The distinction in practice is the difference between healing an illness and shaming an ill person for being ill. A healing approach asks how the system works, what is not working, how it could work, and how to change it. Instead of blame and judgment, opportunity and salve.

This series chooses the healing approach.

This is not relativism, and the commitment is methodological, not absolute. Patterns can be named. Harms can be named. Asymmetries can be named. A system that produces scarcity from abundance can be described in operational terms — what it does, who it benefits, who it costs — without this series claiming to know its standing in some cosmic ledger. Where the texts themselves speak in the language of good and evil, this series will quote them in their own language. But in this series’ own voice, the default is observation without verdict.
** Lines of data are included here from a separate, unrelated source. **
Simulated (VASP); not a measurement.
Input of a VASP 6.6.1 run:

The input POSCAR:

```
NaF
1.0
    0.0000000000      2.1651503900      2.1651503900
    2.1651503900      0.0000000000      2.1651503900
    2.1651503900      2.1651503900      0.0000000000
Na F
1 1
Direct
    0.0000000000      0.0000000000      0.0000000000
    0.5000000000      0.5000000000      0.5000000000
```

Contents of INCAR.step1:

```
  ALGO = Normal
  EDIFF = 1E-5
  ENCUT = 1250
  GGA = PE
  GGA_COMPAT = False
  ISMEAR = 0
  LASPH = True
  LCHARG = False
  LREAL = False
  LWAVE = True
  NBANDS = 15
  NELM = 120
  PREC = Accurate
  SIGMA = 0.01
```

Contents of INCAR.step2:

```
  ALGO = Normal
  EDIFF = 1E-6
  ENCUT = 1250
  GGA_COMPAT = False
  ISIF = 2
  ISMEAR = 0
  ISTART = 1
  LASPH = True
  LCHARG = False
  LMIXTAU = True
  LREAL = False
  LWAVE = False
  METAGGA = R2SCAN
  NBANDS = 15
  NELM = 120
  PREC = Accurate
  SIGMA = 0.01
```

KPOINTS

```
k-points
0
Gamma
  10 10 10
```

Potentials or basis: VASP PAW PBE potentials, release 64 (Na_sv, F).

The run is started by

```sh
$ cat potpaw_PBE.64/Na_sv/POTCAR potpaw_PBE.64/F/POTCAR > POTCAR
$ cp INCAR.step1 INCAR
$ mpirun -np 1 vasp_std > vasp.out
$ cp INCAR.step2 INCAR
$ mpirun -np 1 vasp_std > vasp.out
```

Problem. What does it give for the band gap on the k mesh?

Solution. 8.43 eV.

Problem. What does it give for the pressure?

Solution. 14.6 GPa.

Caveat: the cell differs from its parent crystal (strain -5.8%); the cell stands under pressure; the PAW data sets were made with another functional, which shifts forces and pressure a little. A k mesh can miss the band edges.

This series does not call things right or wrong, good or evil, cast aspersions, or force a prescriptive outcome. Instead it describes the mechanisms at work and the history they have produced, and shares the results of my own experimentation toward practical, gentle healing — toward the recovery of abundance, offered rather than demanded. What this series provides is materials for the reader’s own work: how systems function, how they break, how they have been changed, what I have tried, what I would try next. The reader does what they will with all of it.


Two refusals, one stance.

Two refusals. No pronoun. No verdict.

The Hebrew tradition lived for centuries with a God whose name could not be spoken. By the time the Temple fell, that name had been pronounced aloud only by one person, only one day a year, only in one room. Then the room was destroyed and the pronunciation was lost. The tradition kept the name anyway — in writing, in silence, in the four letters no one would say.

Learning to read without a pronoun is less than that.

[God] is a held place. The withheld judgment is a held silence. Both acknowledge a gap that has always been there — the gap between what we can say and what we are reaching for.

The gate was never locked. We walked away from the garden. We can walk back.